Locke's premise in this section is quite simple: people have the right to appropriate goods by adding their labor to that good, thus making it their own. This right goes for all sorts of things, including land itself. This right is bounded by what one might call the law of subsistence—people do not have the right to take more than they can use. Money, backed by labor and the natural rights of people, becomes the basis for expansion beyond the subsistence level of property.

Once trade is established, it is logical for people to want some good of common value to trade for all goods—this need leads to money. The limitations that Locke places on property in the state of nature without money are as follows:

1) one must put one's labor into something to claim it;

2) one cannot take more than one can use (rule of subsistence); and

3) money subsumes both.

We have already seen how money transcends the rule of subsistence. It also transcends labor. For example, if I own a massive amount of land, and I pay people money to work the land, all the fruit on that land is still mine. I have mixed my labor with it, or rather, my labor translated into my property—I can then sell the fruit from that land for a profit, and I can own as I need, since I waste none of it. I then can sell all of my goods, my property, for money. Since everyone has agreed to the use of money, and everyone can benefit from trading with me, I violate no natural agreements by following this example. This process occurs in the state of nature, prior to any social agreement. In the next section, we will see that people enter into society to protect these unlimited rights of property, and any society or leadership that fails to protect these individual property rights becomes subject to overthrow.

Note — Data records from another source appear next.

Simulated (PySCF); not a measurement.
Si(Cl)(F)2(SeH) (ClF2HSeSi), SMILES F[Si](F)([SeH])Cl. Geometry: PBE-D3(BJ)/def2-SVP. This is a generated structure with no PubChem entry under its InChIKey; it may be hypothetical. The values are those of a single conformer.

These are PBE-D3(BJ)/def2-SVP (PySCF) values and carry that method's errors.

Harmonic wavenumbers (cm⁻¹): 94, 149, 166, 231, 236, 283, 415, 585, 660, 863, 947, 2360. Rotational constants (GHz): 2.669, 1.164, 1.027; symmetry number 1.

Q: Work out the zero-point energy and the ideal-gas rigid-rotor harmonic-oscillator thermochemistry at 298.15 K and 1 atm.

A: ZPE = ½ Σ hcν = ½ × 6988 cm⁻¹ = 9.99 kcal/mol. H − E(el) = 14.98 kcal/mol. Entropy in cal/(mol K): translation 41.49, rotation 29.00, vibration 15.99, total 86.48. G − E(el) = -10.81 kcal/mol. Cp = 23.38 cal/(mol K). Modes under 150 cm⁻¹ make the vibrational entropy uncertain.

Locke repeats himself often in this section. He also refers to God frequently, which is somewhat uncommon for him. His arguments are similar, based in natural logic, and a very sensible progression of arguments, but he clothes them here in scripture.

A note about Locke and America. First of all, when he talks about America, he appears to mean South America as much as North America—Locke was writing only shortly after the period of Spanish world domination by its wealth of gold from the New World. Secondly, Locke's America is the ideal model of a world ripe with God's gifts but lacking human resources. He compares it unfavorably to England, noting that, despite all its natural gifts, it is less pleasant since less labor has been put into its development. Locke's historical context is illuminated in these sections, and becomes ironic in hindsight—he refers disparagingly to the same country that would go on to use his arguments to fight and win independence from England.